If Romeo and Juliet were modern teenagers, they would be unlikely to turn to a friar and a nurse for help/advice. Who would their modern mentors be and why?
To some extent, this is an opinion based question, so the most important part of your answer is going to be the defense of your choices.
I do tend to agree with the statement. I don’t think that Romeo and Juliet would be able to seek out a friar/monk for advice. That’s not exactly a popular or common job anymore; however, I do think that they easily could seek the advice of a religious official. That religious leader could be a pastor, youth pastor, rabbi, or priest. According to the Pew Research Center, more that 75% of Americans claim a religion of some kind.
Based on that data, it still makes sense that Romeo and/or Juliet would feel comfortable talking to an adult that is a religious leader of some kind. Anecdotally, I frequently hear from my students that they are more comfortable discussing things with their teachers and youth pastors than they are comfortable discussing things with their own parents.
The nurse is a bit more difficult to find a modern day equivalent of. She is the personal servant, guardian of Juliet, and that's not something that modern society has for somebody of Juliet's age. On the other hand, the nurse is much more to Juliet than a servant that gets clothes ready. The nurse is Juliet's friend and confidant. The two women are close enough that the nurse is comfortable telling dirty jokes and talking about Juliet's sex life with Juliet.
Hie you to church. I must another way,
To fetch a ladder, by the which your love
Must climb a bird's nest soon when it is dark.

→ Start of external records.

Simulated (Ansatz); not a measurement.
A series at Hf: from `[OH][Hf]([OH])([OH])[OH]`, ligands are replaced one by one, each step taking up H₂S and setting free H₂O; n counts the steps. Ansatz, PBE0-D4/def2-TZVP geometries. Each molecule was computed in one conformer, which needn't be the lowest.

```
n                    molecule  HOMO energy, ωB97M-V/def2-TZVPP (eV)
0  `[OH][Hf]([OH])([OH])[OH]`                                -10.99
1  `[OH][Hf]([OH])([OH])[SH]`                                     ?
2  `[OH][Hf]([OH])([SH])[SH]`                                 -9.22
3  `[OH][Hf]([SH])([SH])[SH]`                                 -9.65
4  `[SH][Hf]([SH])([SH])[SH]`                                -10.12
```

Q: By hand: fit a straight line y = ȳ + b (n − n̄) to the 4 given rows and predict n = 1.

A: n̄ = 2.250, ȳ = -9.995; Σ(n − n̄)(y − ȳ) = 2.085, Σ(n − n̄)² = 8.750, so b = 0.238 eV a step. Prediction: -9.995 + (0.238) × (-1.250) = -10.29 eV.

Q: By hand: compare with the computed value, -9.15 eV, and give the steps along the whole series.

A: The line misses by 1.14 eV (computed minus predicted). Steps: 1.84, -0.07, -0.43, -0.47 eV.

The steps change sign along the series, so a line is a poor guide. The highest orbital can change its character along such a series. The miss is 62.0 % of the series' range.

In this manner, I see the nurse acting more like a worldly older sister than a caregiver. That's the modern day equivalent that I would pick. An older sister is somebody that would likely be living in the same house, would likely be close to Juliet, and would also likely take part in "girl talk" about boys and sex. A sister is also likely to support her sister first and parents second. Audiences see that in the nurse as well. She tries to defend Juliet from Capulet's anger in Act 3: "You are to blame, my lord, to rate her so."
That gets the nurse some verbal (and perhaps physical) abuse from Capulet, and that's when the nurse tells Juliet to marry Paris. I think a sister would do the same thing. A sister would stand up to a father to protect her sister, but that same sister might change after realizing that following dad's wishes is "safer" for everybody.